An automorphism on generating set of a group Let $G$ be a finite group  and $A=\{a_{1},...a_{k}\}$ and $B=\{b_{1},...,b_{k}\}$ be two minimal generating sets of $G$  such that $|a_{i}| = |b_{i}|$ for $i=1,\dots,k$. We define $\alpha(a_{i})=b_{i}$. Is it an automorphism?
(At first I thank Derek Holt and  Tobias Kildetoft for their explanations.
Now I changed the conditon to minimal generating sets.
If $a_{1}^{t_{1}}...a_{k}^{t_{k}}=1 $ for $t_{i}<\mid a_{i}\mid$, then $t_{1}=t_{2}=...t_{k}=0$. Also we have this condition for the set B.)
Now I think with this condition added $\alpha$ is automorphism.
Thank you
 A: It's still not true even for abelian groups. Let $G = C_2 \times C_4 \times C_4 = \langle x \rangle \times \langle y \rangle \times \langle z \rangle$. Then $\{xy,y,z\}$ and $\{ xz,y,z\}$ are both minimal generating sets, but there is no automorphism $\alpha:xy \mapsto xz, y \mapsto y, z \mapsto z$, because it would have to map $x$ to $xy^{-1}z$, which has order $4$.
A: Here is a case where it does hold:
If $G$ is elementary abelian, then the generating sets correspond to bases over a suitable prime field (due to minimality), and the statement now just becomes the familiar argument from linear algebra that one can send any basis to any other basis via an invertible linear map.
A: Here is a generally true version: every group has a presentation where one lists generators and certain relations that they have amongst each other. Given any two generating subsets of the group that satisfy those defining relations, there is an automorphism that takes one set to the other.
For finite abelian groups one can always take the presentation to be a minimal generating set with the relations only the order relations and the obvious commutativity relations (which are automatic on any subset of the abelian group). Compare to Derek Holt's example: $C_2 \times C_4 \times C_4 = \langle x \rangle \times \langle y \rangle \times \langle z \rangle$ has presentation $$\left\langle x,y,z ~\middle|~ x^2 = y^4 = z^4 = 1, yx=xy, zx=xz, zy=yz \right\rangle$$
So absolutely any generating set $(a,b,c)$ with orders 2,4,4 will define an automorphism via $x\mapsto a, y\mapsto b, z \mapsto c$.
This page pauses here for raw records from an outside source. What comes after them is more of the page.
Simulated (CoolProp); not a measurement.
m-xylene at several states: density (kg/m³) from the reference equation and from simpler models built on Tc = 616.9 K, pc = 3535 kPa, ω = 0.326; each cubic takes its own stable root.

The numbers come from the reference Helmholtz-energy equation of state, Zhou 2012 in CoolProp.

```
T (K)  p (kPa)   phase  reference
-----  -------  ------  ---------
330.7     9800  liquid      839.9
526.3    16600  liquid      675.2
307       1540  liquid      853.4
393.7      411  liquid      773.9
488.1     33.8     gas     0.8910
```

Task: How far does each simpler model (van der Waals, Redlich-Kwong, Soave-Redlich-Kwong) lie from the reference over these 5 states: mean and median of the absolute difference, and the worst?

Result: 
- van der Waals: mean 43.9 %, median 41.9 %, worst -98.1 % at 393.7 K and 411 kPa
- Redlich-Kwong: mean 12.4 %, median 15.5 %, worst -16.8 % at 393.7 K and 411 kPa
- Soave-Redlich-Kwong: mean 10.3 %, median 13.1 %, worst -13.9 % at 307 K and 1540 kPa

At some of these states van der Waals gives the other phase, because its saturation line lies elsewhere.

However, not all minimal generating sets satisfy these relations. For instance $a=xy,b=y,c=z$ and $a'=xz, b'=y, c'=z$ are both minimal generating sets with orders 4,4,4 but $a \mapsto a', b \mapsto b', c\mapsto c'$ runs into trouble as $x = ab^3 \mapsto a' (b')^3 = xy^3z$, but the first has order 2 and the second has order 4, an impossibility for a homomorphism. These generating sets don't satisfy the defining relations, so we get into trouble. The first set does satisfy these relations, but notice the extra bold one!
$$C_2 \times C_4 \times C_4 = \left\langle a,b,c ~\middle|~ a^4 = b^4 = c^4 = 1, \mathbf{a^2=b^2}, ba=ab, ca=ac,cb=bc \right\rangle$$
The generating set $(a',b',c')$ does not satisfy these relations (well not the bold one at least), so the automorphism does not exist.
This generator and relations method works for arbitrary groups as well. For instance the simple group of order 60 has a nice presentation $$\left\langle a,b ~\middle|~ a^2 = b^3 = (ab)^5 \right\rangle$$ where all the relations are orders, but not necessarily orders of generators. At any rate, any two distinct elements $a\neq b$ of any group that satisfy these relations generate a subgroup isomorphic to $A_5$, and given any two pairs $a\neq b$ and $a'\neq b'$ that both satisfy the relations, the function $a\mapsto a', b \mapsto b'$ defines an isomorphism between $\langle a,b\rangle$ and $\langle a',b'\rangle$.